Count various patterns simultaneously

I was just wondering if there is a nicer way to do practically this:

reduce(
    (d, c) -> (d[c] = get(d, c, 0) + 1; d), "ACCACD", init=Dict{Char, Int}()
)

hence, to do a non-binary count

s = "ACCACD"
Dict(
    c => count(==(c), s) for c in distinct(s)
    # or equally: `count(c, s)`
)

while only iterating once.

This is simply a group + count operation. So:

julia> using SplitApplyCombine

julia> groupcount(s)
3-element Dictionaries.Dictionary{Char, Any}
 'A' │ 2
 'C' │ 3
 'D' │ 1
1 Like

Oh, that seems like a simple and nice solution, I hadn’t heard of that package. Thanks!

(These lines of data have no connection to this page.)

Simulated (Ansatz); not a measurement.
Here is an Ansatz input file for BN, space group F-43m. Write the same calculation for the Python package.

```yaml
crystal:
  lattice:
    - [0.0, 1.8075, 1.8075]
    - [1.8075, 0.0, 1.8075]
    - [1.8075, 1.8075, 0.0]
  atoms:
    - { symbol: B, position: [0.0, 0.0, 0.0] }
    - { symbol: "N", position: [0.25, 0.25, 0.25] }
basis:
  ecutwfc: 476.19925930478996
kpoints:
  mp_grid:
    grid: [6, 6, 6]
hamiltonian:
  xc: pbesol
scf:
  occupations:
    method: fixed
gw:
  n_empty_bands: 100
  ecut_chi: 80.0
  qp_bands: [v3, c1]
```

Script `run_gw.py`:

For the example provided, countmap() in StatsBase seems to be >200 times faster than groupcount() in SplitApplyCombine:

using StatsBase
s = "ACCACD"
countmap(s)

@btime countmap($s)    #  110 ns (4 allocations: 480 bytes)
@btime groupcount($s)  # 26.7 μs (85 allocations: 11.59 KiB)
1 Like

Strange, I see a much faster performance of groupcount compared to yours:

julia> @btime groupcount($s)
  366.199 ns (8 allocations: 704 bytes)

with StatsBase at 150 ns on my laptop.

No clue of what is going on. I’ve repeated it several times with similar results. For the record:

Win11 Julia 1.7
StatsBase v0.33.13
SplitApplyCombine v1.2.0